Missouri Court of Appeals, Western District
Nov 8, 2005
No. WD 64501 (Mo. Ct. App. Nov. 8, 2005)

Opinion

No. WD 64501

November 8, 2005.

In the Circuit Court of Boone County, The Honorable Clifford Eugene Hamilton, Jr., Judge.

Before Victor C. Howard, P.J., James M. Smart, Jr., and Thomas H. Newton, JJ.


Lamont Kemp appeals the denial of his motion for new trial on his convictions for felonious restraint, § 565.120, and unlawful use of a weapon, § 571.030.1(4). Kemp raises three points on appeal. All of the points are related to the admission of out-of-court statements made by the alleged victim, Jackie Washington, who was not present at trial.
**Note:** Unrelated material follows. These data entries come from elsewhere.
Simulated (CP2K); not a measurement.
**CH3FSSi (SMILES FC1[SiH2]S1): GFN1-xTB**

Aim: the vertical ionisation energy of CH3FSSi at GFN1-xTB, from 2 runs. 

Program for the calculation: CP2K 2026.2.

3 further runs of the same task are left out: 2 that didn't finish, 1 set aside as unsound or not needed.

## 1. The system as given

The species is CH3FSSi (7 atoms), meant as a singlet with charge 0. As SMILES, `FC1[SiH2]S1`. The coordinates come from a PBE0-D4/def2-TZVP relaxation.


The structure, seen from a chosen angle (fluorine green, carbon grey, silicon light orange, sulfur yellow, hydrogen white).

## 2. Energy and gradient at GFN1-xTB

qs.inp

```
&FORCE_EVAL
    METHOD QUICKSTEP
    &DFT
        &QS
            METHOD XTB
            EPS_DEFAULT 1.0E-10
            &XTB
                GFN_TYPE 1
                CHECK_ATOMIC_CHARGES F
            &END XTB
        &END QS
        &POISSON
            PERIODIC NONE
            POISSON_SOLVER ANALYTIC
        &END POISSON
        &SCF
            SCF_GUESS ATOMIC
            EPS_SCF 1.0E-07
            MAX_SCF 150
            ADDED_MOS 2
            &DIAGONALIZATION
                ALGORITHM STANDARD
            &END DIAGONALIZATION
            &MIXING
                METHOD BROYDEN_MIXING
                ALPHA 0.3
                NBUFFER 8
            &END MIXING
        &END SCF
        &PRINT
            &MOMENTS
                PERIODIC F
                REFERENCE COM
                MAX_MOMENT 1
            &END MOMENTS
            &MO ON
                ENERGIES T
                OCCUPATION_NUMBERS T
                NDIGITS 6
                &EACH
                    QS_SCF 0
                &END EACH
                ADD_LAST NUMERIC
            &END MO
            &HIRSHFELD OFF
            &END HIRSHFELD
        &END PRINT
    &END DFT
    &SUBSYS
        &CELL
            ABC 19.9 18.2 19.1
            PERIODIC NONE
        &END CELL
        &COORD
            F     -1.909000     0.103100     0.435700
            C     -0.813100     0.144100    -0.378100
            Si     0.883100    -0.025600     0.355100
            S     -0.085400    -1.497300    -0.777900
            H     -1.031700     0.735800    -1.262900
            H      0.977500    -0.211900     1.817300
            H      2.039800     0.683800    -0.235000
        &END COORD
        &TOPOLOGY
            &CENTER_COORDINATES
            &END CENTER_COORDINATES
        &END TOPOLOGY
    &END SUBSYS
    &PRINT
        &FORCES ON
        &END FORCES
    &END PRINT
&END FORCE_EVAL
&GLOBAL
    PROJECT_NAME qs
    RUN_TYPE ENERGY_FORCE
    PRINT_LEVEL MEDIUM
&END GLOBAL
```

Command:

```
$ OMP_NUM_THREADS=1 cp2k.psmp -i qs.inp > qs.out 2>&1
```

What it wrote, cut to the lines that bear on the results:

All statutory references are to the Revised Statutes of Missouri, 2000, unless otherwise indicated.

Factual and Procedural Background

On the morning of September 11, 2003, at around 8:30 a.m., a woman knocked on the door and screamed for help at the residence of Michael and Laura Johnson in Columbia. Mrs. Johnson, who was awake at the time, woke her husband. He quickly dressed and went to the door. Because the screaming woman was gone, he left the house trying to find where the woman had gone. Shortly thereafter, Mr. Johnson came upon Jackie Washington in the street. She was half dressed with only a nightgown covering her below the waist. Ms. Washington was frantic, crying, and shaking. She was having trouble breathing while trying to run and she kept falling while attempting to run. According to Mr. Johnson's testimony, Ms. Washington stated on the street "that her boyfriend had been holding her hostage in her apartment, at gunpoint, and wouldn't let her leave. And this was all, the whole night that he wouldn't let her leave."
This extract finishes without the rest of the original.